At the same time, Trump’s vow to support primary challenges to GOP incumbents who have broken with him sets the stage for a series of bitter and uncertain nominating contests that will pit the former president’s political operation against that of the Republican Party.
Last week, the Senate Leadership Fund, the super PAC aligned with McConnell, endorsed Sen. Lisa Murkowski's (R-AK) 2022 reelection bid, setting up a fight with Trump, who pledged to oust Murkowski after she voted in February to convict him in his second Senate impeachment trial.
Similarly, Trump has already endorsed a primary challenge to Rep. Anthony Gonzalez (R-OH), who voted to impeach the former president in January. He is also supporting Rep. Jody Hice (R-GA) in his bid to oust Georgia Secretary of State Brad Raffensperger, a Republican who rebuffed Trump’s requests to overturn the election results in Georgia.
...Former Speaker John Boehner (R-OH), who has spoken critically of Trump, said that Republicans should not expect Trump to drop his grievances and play a unifying role in the party anytime soon, regardless of the drama he may create for the GOP.
“Here’s a guy who’s unemployed, has nothing else to do except to cause trouble,” Boehner said in an interview on ABC’s The View on Monday. “And clearly, it’s obvious to me he’s not going to go away.”

So... absolutely, lots of trouble in 2022-- not to mention 2024-- Republican primaries. But it doesn't stop there. In his Roll Call column this morning, Stuart Rothenberg wrote that "Unlike in 2010 and 2018, when the 'out-party' successfully made the midterms 'about' the president, Republicans have acted in a way that makes 2022 about them rather than about Biden and House Democrats. Trump has signaled he will inject himself into the midterms-- both by challenging incumbent Republican officeholders who have criticized him and by reminding voters that he is the leader of the GOP. That could make 2022 'about' Trump and House Republicans like Florida’s Matt Gaetz, Georgia’s Marjorie Taylor Greene and Colorado’s Lauren Boebert and a handful of other current GOP officeholders and candidates instead of about Biden. That’s hardly an ideal situation for Republicans in next year’s election."


McConnell has the GOP marching in lockstep against every proposal Biden is making-- and with Joe Manchin and Kyrsten Sinema more sympathetic with Republican objectives than with Democratic objectives, that united GOP front can be deadly for Biden and the Democrats. But... Trump. He would rather incite loathing against McConnell than see "his own" party succeed. As Burgess Everett and Marianne Levine put it in a Politico piece last night, "the ongoing feud between the former president and the Senate minority leader has decayed to an entirely untenable place" that could splinter the GOP badly in primaries and set the tenor for a general election that defies historical predictions and goes blue.

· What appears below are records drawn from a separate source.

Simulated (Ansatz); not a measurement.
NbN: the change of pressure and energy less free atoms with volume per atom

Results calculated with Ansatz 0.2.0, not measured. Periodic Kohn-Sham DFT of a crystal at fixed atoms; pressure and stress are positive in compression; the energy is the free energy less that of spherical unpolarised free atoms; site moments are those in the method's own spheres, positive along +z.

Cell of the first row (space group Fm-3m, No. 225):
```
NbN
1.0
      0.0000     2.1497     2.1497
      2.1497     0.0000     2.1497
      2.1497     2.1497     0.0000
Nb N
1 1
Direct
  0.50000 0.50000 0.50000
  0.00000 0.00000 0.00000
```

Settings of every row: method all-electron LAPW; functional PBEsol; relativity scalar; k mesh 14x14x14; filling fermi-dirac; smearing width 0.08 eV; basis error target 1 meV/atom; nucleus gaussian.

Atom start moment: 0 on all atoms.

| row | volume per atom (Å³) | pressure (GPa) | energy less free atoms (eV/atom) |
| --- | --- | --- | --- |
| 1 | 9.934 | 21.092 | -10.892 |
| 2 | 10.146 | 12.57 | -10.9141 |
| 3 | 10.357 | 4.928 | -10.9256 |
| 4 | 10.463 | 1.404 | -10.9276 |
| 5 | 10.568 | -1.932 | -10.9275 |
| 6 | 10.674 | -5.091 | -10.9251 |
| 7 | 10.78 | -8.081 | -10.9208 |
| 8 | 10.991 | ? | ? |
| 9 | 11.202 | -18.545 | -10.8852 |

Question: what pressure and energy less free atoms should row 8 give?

Mike Braun (R-IN): "We’ve got issues as a party, with the demographic trends going against us, and we don’t have a lot of margin for error. When it comes to the infighting politically, I don’t know how that can help-- when you’re scrapping on the margins, when you’re trying to win states, and especially national elections.


Everett and Levine noted that Trump hasn't endorsed McConnell's chief lieutenant, John Thune (R-SD)-- where a nod from Trump will determine who goes to DC from that politically backward state in 2023-- and he "openly opposes Sen. Lisa Murkowski's (R-AK) reelection. Future GOP Senate primaries in states like Georgia, North Carolina, Arizona, Pennsylvania, Missouri and Ohio offer more opportunities for intraparty conflict." Another close McConnell ally, John Cornyn (R-TX), who is not up for reelection, insists that the Republican primary victors should be he or she "who is electable in the general election." That, however isn't how Trump sees it. He insists on loyalty to him personally as the one and only factor. "Just this year, Trump asked donors to give to his own political group instead of GOP campaign committees. And McConnell takes intense interest in pivotal Senate races, maneuvering to anoint his preferred candidates and make strategic decisions about where to engage. So it’s easy to see how continued discord will hinder the GOP’s efforts to take back the Senate majority next year."


And wait 'til all the trials get started!